Friday, February 27, 2009

My OPINION


The older I get...
I HOPE the more open minded I become..
I realize My OPINION is only mine,
and there is a whole huge world out there with their own.
Including my beautiful, spunky,
fabulously fiery daughter.
I see her do and say lots of things
that I don't necessarily think
I might say or do...
But, I want her to feel
that she can always talk to me,
and we can just agree to disagree
with no hurt feelings,
or grudges about
who is right or wrong.
As I travel through age
I see that the open-minded ability to
actually talk about anything you want,
and to be able to say anything
that needs to be said
is a much greater treasure
than being RIGHT..

Tuesday, February 17, 2009

The Rainbow

What a wonderful quote I read today...
I LOVE things
that inspire me
to be a better person
& a better mother.
I could say a million things to go along with this quote....
But some things speak for themselves.

The work will wait while you show the child the rainbow;
but, the rainbow won't wait while you do the work.
Patricia Clafford

Wednesday, February 11, 2009

Some kind of LOVE

There are just no words that I have ever known
to describe the type of LOVE
a mother has for her children.
Brent, was the first person that I ever really
felt loved me for no reason at all.
I have always told him
that he taught me how to be human.

I am heading to Abilene to watch him play baseball tomorrow,
and already I have sparkles just at the thought of seeing his face.
He can light up my heart like to one else in all the world.
I have always had such a hard time realizing
the true LOVE of God.
I was taught to be afraid of how GOD would
punish you when you acted wrong. It kind of always felt
like he was up there with a big marker and tablet writing down
my zillions of screw ups. Then, after Brent came along, I realized! WOW....
If I love my child like this, just image how much God loves me.
I wouldn't dare ever remove my love from my kids when they make mistakes.
Some days along the way have had a few disappointments,
but never once have I thought my children were unworthy of LOVE.
No matter how old you are, it's never too late to be filled up with LOVE.
The kind that never goes away.
Make sure your children know that before they grow up.
It will change their lives forever.

Sunday, February 1, 2009

Sometimes you gotta get DIRTY

Looking back to the early days of my "big" kids, I realize so many moments I squelched because I was ruling my life by TIME.
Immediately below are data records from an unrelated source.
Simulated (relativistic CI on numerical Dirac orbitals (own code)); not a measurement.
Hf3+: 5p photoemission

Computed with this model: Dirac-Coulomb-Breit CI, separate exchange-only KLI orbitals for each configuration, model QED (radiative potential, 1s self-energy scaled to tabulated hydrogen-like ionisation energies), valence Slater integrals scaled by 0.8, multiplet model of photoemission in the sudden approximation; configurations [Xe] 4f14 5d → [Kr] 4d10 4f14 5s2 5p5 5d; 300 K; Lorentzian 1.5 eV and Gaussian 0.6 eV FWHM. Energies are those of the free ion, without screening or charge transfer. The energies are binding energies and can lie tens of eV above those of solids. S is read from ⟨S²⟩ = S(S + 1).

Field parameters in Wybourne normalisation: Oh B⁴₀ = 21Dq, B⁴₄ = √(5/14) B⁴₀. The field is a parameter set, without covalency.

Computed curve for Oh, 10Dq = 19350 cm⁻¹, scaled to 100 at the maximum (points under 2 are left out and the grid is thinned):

How much time something was going to take to clean up, how much time it was going to take us to reach a destination, how much time homework was going to take, how much time was left in my day to clean or sleep, and most sadly of all how much time until my kids were big enough to clean up their own messes.

WELL..... I can tell you I missed a million minutes while I watched "THE TIME"

Today, however, I didn't. Brady was playing in the front yard in the dirt, and climbed right up in the flower pot. He dug, threw, and sat in the dirt for almost an hour. He groaned, clapped, laughed, and poured dirt all over himself and my porch.

I must say my first thought was "What a mess this is going to make." But I stopped and watched him play. As I sat there I realized how precious TIME can be if you just watch it go by.

That moment could have so easily been missed.

Instead MY own words rang in my ears "to cherish the moments that pass by too quickly."

So, Brady got to play in the dirt, and I took the TIME to watch that precious little miracle be a part of my life.